I would love to say that this road trip all began in the Polo Lounge at the Beverly Hills Hotel with a mysterious telex. However, this trip has been in the works for a few years. No mysteries. Since the three of us met via band in middle and high school, it seemed only natural to do a musically based road trip.
Our goal was to start in Cleveland and end up in Memphis. We are currently taking a break from music and focusing on bourbon. My boys JB and McQueen have arranged for us to hit the Maker’s Mark distillery tomorrow morning. I’ve been to wineries and if Red Hook or Granville Island count, a brewery or two. I’m giddy to see how the magic christmasness of bourbon happens up close and personal. Plus, I love the vibe of the Maker’s Mark brand.

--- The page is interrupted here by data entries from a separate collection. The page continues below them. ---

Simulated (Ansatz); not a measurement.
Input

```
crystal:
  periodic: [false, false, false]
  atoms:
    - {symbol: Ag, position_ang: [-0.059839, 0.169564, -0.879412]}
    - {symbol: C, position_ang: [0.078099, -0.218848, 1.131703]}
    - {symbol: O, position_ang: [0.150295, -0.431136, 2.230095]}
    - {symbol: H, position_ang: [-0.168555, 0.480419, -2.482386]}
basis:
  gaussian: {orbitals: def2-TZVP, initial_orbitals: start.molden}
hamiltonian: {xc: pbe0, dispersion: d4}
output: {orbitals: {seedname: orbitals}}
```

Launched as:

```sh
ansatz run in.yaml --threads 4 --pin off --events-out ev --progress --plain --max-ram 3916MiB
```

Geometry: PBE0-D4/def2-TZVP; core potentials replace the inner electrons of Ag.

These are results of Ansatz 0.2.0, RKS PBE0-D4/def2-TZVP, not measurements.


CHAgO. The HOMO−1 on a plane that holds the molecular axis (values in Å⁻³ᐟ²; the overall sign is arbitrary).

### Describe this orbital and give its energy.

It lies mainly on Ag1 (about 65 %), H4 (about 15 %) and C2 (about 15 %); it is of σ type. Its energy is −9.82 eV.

We stopped last night in Columbus, to see an alma mater (JB) and bar crawl. Surprisingly, only one major discussion broke out, with McQueen taking on a role, usually taken by my older brother, of devil’s advocate using a kind of badgering technique that inflames the discussion until one of us is crying. It’s been 18 years since we’ve been close to the conversational red zone, but last night was more like the orange zone. We averted disaster with a group hug and some of the best hot wings (BW3 on North High Street) I’ve ever had.
As we drove from Columbus to Bardstown, Kentucky, blood sugar dipped and there was much bitching about driving and overreactions to driving and playing the stereo too loud and nobody able to focus because it was 3pm and we hadn’t had lunch. It doesn’t help that I like to drive a little fast and after living in California, I prefer people around me to do the same. Folks in Ohio aren’t bad drivers, just not fast. They like to take their time changing lanes. Nothing wrong with that, but on an interstate, I like to make time (see Richard E. Grant in Withnail and I).
One of the topics in the car was how I needed to be more involved with the conversation. However, when the conversation sounds like the first 12 minutes of commentary on the unrated DVD of Anchorman, it’s not like we’re working on quantum physics.
The other thing that needs to be said is that I’m travelling with Luddites. I have the ability to attach a GPS unit to my laptop and display our exact location as well as get instantaneous directions to a local address from wherever we happen to be. As we are men, and two-thirds of us fear the evil box with the wire coming out of it, the GPS is only deferred to once the shit has hit the fan. Logic would indicate that we could actually fire up the GPS and type in the address prior to the shit hitting the fan. However, it has saved the day, every day and when it has, thousands of school children sing a glorious stanza to my name and my prowess for pointing and clicking.